From owner-freebsd-questions  Tue Apr 25 17:56:22 1995
Return-Path: questions-owner
Received: (from majordom@localhost)
          by freefall.cdrom.com (8.6.10/8.6.6) id RAA26693
          for questions-outgoing; Tue, 25 Apr 1995 17:56:22 -0700
Received: from cs.weber.edu (cs.weber.edu [137.190.16.16])
          by freefall.cdrom.com (8.6.10/8.6.6) with SMTP id RAA26682
          for <freebsd-questions@FreeBSD.org>; Tue, 25 Apr 1995 17:56:13 -0700
Received: by cs.weber.edu (4.1/SMI-4.1.1)
	id AA03107; Tue, 25 Apr 95 18:48:43 MDT
From: terry@cs.weber.edu (Terry Lambert)
Message-Id: <9504260048.AA03107@cs.weber.edu>
Subject: Re: Discussion about mgetty...
To: gert@greenie.muc.de (Gert Doering)
Date: Tue, 25 Apr 95 18:48:43 MDT
Cc: timb@thud.cdrom.com, freebsd-questions@FreeBSD.org, neko@greenie.muc.de,
        knarf@nasim.cube.net, mgetty@muc.de
In-Reply-To: <m0s3sQM-00003KC@greenie.muc.de> from "Gert Doering" at Apr 25, 95 11:45:37 pm
X-Mailer: ELM [version 2.4dev PL52]
Sender: questions-owner@FreeBSD.org
Precedence: bulk

> some kind soul forwarded this to me, and I feel I simply have to react,
> because some statements in this mail concerning mgetty where blatantly
> wrong, and I feel somewhat attacked by statements like "mgetty is bad", if
> in the same mail the author shows that he doesn't know much about mgetty's
> inner workings.

It wasn't intended as an attack, it's just that there seems to be a
trade between dialout capability and mgetty capabilities.

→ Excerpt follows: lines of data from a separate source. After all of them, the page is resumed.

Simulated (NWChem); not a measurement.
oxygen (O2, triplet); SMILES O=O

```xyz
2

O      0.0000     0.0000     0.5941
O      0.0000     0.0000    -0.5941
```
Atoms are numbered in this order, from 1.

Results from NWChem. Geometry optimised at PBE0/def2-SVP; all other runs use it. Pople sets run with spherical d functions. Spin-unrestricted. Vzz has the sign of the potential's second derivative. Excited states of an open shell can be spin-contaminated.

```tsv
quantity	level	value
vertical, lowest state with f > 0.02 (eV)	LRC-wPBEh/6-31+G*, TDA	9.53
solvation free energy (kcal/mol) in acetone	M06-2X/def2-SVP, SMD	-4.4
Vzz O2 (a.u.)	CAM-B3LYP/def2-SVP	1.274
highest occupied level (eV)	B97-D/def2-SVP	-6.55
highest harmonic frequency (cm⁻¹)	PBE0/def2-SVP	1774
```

I'm more than willing to discuss any of this; the problems I see in
mgetty and which I reported in the posting are primarily the result
of mgetty trying to solve a problem for which OS support should exist
but doesn't.  The problems aren't directly attributable to mgetty itself,
although it suffers from them as a result of the OS deficiencies.


> > The modem should "reset as if powered of and turned on on an on-to-off
> > transition of DTR from the computer".
> > 
> > On modern Hayes modems, this is AT&D2.
> 
> Ummm... not really. Reset-as-if-power-cycle is usually &D3. &D2 is usually
> only "hang up and return to command mode".

I screwed this one up.  It was retracted in a followup posting; I was
looking at a multimodem 224E manual when quoting this, and it wasn't
quite hayes compatible.

> > The practical effect of the /dev/cua0/cua1 device will be the setting
> > of the terminal modes HUPCL and -CLOCAL; you should log in through the
> > modem and type "stty -a" to make sure these settings are present.
> 
> Well, many (that is, *all I know of*) getty programs set the termio(s)
> values to something sane anyway. It's getty's purpose to set them, not to
> rely on some driver defaults.

Most drivers do templating, and the templating in BSD modem control
drivers in a traditional (ie: Sun) implementation sets these flags.  Most
of the gettytab definitions don't permit these settings to be changed.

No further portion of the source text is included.